Catching carpool culprits
The Champlain Bridge between Ottawa and Gatineau is a mile long and three lanes wide (not including bike lanes). The middle lane is a reversible lane that follows the flow of rush hour traffic: southbound from midnight to noon, northbound from noon to midnight. It’s also a high-capacity lane, limited only to buses (the STO runs two rush-hour buses across the bridge), taxis and cars with more than two occupants. (It’s also closed to commercial traffic.)
Even so, many single-occupant vehicles take the centre lane — my guess is around half the traffic in the lane is breaking the rules. But I wondered how the two-occupant rule could be enforced: how the hell do the cops pull over traffic in the centre lane in the middle of a bridge during rush hour? (Bridge traffic is normally insane: we frequently have to wait half an hour along Lucerne Boulevard just to get on the bridge.)
But the cops — the RCMP in this case, since it’s an interprovincial bridge — do enforce it. This morning I found out how.

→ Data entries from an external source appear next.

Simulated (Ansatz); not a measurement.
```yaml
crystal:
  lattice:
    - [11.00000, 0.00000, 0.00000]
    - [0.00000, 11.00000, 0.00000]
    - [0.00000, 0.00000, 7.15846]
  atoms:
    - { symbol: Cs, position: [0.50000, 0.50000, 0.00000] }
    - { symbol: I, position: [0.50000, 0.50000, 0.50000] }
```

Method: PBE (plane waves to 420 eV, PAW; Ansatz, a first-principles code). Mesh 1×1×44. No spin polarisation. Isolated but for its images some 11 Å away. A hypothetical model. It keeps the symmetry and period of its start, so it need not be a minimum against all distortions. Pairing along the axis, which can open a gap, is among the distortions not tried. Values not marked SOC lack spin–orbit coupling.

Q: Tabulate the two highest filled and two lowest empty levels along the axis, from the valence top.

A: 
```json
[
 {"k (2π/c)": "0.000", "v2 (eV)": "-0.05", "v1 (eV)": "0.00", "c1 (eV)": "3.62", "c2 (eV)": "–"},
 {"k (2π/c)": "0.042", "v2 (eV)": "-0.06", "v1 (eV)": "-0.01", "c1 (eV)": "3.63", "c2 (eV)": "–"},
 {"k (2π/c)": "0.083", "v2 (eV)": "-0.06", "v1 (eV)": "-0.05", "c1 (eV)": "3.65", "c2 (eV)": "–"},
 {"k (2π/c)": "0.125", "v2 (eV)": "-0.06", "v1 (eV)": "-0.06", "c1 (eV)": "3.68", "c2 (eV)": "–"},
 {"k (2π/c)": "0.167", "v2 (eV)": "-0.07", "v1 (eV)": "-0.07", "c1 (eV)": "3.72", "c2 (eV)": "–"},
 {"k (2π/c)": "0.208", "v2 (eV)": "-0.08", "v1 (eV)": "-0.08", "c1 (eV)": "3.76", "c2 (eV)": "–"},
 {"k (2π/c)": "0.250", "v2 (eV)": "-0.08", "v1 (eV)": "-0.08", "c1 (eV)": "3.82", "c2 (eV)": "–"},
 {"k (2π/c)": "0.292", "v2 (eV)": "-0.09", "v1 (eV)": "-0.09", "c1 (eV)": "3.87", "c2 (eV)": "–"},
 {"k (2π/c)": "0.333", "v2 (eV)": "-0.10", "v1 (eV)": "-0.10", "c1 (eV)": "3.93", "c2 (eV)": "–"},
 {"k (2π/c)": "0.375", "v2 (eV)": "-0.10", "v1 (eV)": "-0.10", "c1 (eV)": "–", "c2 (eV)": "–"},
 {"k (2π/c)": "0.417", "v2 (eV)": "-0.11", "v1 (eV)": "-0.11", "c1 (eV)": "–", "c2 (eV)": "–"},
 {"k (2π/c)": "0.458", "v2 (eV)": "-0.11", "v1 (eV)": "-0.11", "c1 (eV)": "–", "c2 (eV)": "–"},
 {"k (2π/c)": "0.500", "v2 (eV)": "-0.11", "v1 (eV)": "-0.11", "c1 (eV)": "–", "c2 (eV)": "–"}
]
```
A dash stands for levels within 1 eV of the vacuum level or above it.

As we moved onto the bridge, we were behind an RCMP cruiser. Traffic ahead of the cop car moved frantically into the right-hand lane. At the mid-point of the bridge — Bate Island — were three cops directing traffic. Miscreants would be directed to the Bate Island roads for their ticket, though I didn’t see this happening as we were waved through.
Interesting — and somewhat of a relief. Traffic pressures on the bridge are severe enough that the half-empty centre lane is just too tempting for solo drivers. It’s bollixed up enough as it is.
I wonder how they do it on the Portage Bridge.